Different workspace for a different task
For most of us, the 9-5 workday is a thing of the past – powerful, lightweight tech allows us to work as we move, jumping from place to place, not settled anywhere for particularly long as we embrace a different workspace for a different task. This is the modern way of working, so our workspaces should reflect this to better suit the modern lifestyle.
People are expecting more from their workspaces. Softer more fluid environments that encourage flexible working in a variety of spaces. An office should have a diverse range of spaces that encourage ‘me space’ and promote the workplace as somewhere they want to go, rather than somewhere they have to go.
Individuals have their own styles and unique ways of working, and at Maris Interiors we aim to establish how people want to work with the diverse set of tasks we undertake everyday.
We meet with executives, managers, and departmental staff to gather a deep understanding of their work trends and habits, to better understand what their ideal workspace would look like and how they could better engage with their environment.
Modern employees are looking for workplaces that are inclusive, engaging, and encourage a more mobile work style. More often than not, our mobiles, laptops and online applications allow us to work from anywhere, and our workplaces should do what they can to encourage this ‘martini’ work style – anytime, anyplace, anywhere.
There have been countless studies conducted examining the modern workforces and their levels of productivity and engagement with their workplace. A recent study from Gallup, states that engagement with the workplace indicates a deeper emotional and behavioural connection to a job and company. They found that ‘only 29% of millennials are engaged at work,’ and estimated that ‘millennial turnover due to lack of engagement costs the U.S. economy $30.5 billion each year.’
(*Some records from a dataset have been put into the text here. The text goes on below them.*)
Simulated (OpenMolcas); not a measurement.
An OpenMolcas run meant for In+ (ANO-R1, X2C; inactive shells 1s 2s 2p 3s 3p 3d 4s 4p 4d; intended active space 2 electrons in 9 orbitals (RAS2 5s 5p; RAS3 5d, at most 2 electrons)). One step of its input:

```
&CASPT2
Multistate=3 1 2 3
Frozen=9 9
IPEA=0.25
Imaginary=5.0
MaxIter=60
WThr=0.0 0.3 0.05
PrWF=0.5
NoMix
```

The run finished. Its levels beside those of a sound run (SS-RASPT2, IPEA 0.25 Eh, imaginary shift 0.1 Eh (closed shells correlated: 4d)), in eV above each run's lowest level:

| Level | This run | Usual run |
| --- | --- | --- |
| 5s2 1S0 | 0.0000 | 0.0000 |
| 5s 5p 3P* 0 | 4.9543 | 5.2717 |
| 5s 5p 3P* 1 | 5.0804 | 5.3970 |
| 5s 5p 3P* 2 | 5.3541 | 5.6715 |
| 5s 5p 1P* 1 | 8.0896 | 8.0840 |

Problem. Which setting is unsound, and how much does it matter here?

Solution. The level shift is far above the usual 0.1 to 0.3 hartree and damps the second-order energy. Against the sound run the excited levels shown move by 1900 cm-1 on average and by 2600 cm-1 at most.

Maris Interiors recognise that some level of privacy is paramount in offices, and incorporating private spaces into the design approach is essential for some people. Making phone calls in an open space, with others nearby, can be noisy and distracting. As a result of this, we construct enclosed areas within the office with acoustic wall liners to limit travelling sound and private phone booths for individuals.
Open spaces are equally important, specifically collaboration spaces. They are unrivalled in their ability to encourage group work and a sharing of ideas, but of course, its effectiveness is dependent on the task at hand.
Collaboration spaces do however build the noise level, which negatively impact those who are trying to concentrate in their own space and wanting to limit distractions, whether they be visual or acoustic.
It is crucial to have a mix of both individual workstations with private spaces, as well as collaboration spaces for group work, or presentations, or even just as a space for people to touchdown and complete a quick task.
Furniture, office furniture included, is tactile by its very nature; everyone uses it, so it has to be right.
Sore backs, necks or bottoms are all attributed to furniture not being fit for purpose. Performance and productivity should be by-products of comfort.
Ergonomic office furniture is one of the essential elements of the work environment and is now a necessity for most offices. Varieties of high-tech office chairs flood the market with benefits of ‘added comfort’, ‘durability’, ‘recline and swivel ability’, ‘adjustable features’ that can prevent ‘back and circulation problems’. They are, of course, more expensive, but companies recognise this as a worthy investment because it is a way to keep their staff sat comfortably behind their desks for prolonged periods.
The advantages of ergonomic furniture, like reduced lower back strain and relieving muscle and joint stress, are crucial to its users but we must also balance out our sedentary routine with regular movement. Workplace designs are developing environments that encourage more movement for its users. Offering a variety of workspaces for employees to get up and relocate to a range of areas within the workspace – collaboration areas, breakout spaces, tea points and individual workstations.